The drones were multi-purpose. Easton said a shoot in one of the world’s biggest caves featured, “a drone ballet” with one drone “flying around in the dark lighting the space” while communicating with the other which was filming.
Drones were also used to capture what Attenborough said was an “astounding” seals-versus-sharks sequence in South Africa that took director Georgina Ward four years to capture and which Brandon said was “new behaviour”.
Other highlights include seals escaping from fishing nets, a father ostrich helping his chick survive, a jacana bird that issues a special “freeze” call to its chicks, rarely seen footage of an angel fish and a breath-holding fish that fakes its own death.
There are also scenes which show humanity’s impact, including flamingoes in Mexico desperately trying to protect their chicks from being wiped out by storms hastened by climate change.
The series also shows Attenborough in a Kent meadow that Charles Darwin walked in, reminding audiences about evolution. Executive producer Mike Gunton said Planet Earth III looks through “a new lens … where the planet is changing and there’s this huge force which Darwin would call a selection pressure. And that selection pressure is humanity.”

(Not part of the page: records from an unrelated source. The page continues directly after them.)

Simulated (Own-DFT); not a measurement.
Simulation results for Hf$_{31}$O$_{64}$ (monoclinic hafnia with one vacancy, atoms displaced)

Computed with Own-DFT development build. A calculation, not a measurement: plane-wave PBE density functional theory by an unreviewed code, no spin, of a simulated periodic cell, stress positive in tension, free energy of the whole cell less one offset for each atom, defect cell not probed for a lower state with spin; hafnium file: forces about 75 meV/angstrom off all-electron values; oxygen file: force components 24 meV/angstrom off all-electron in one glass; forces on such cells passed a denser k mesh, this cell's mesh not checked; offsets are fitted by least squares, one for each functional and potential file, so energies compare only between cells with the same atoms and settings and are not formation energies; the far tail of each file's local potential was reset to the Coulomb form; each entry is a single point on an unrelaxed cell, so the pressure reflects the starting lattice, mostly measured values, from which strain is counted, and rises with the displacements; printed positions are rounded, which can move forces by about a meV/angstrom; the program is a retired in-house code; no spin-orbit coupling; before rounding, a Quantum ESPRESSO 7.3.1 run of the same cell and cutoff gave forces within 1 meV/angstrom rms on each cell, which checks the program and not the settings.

He said that while the drama of previous series remains, Planet Earth III has another context, which is how animals are adapting their lives to meet the challenges of a rapidly changing world.
Examples include a rhino walking through a Nepalese town and long-tailed macaques stealing iPhones from tourists to negotiate their return in exchange for food.
Attenborough also contrasts his 1957 visit to tiny Raine Island on the northern Great Barrier Reef – the world’s largest green turtle breeding ground – with the situation today, where as a result of climate change it is set to disappear beneath the waves. Local conservationist Keiran Murphy is shown saving stranded turtles, saying: “Governments and big business need to get real.”
One episode is devoted to “hero” conservationists and includes two women who dress in yellow to become foster mothers to baby bald ibis chicks – teaching them how to fly using microlights. It is thought that the colour yellow is attractive to the young creatures.
Another first is a podcast that will accompany the series, featuring Attenborough, Gunton and other programme makers.
Gunton paid tribute to the perseverance of the crew, who filmed in 43 countries across six continents. One cameraman, Abdullah Khan, took five-second micro-naps during 16 straight days in a 40-degree heat hide, while a crew on remote Ellesmere island in Canada had to dig a runway so a plane could get them out.
The BBC reduced its climate impact by using more local camera operators and training new ones through a BBC Studios scheme called Songbird. Gunton said it had given the show a different perspective and Brandon said it had helped reduce shoot cancellations as, due to climate change, “it’s more difficult to predict exactly” when things will happen.
However, Gunton said he was optimistic for the future, as when Attenborough filmed in Darwin’s meadow it was “alive” with insects and gave the pair hope.
Planet Earth III is airing at an earlier time than previous series, with the aim of allowing more children to watch and become involved.
Attenborough told the Observer: “Children have an instinctive understanding about the way the world operates. By and large, children are better at understanding the natural world and as adults we should be making more opportunities for them to do that.”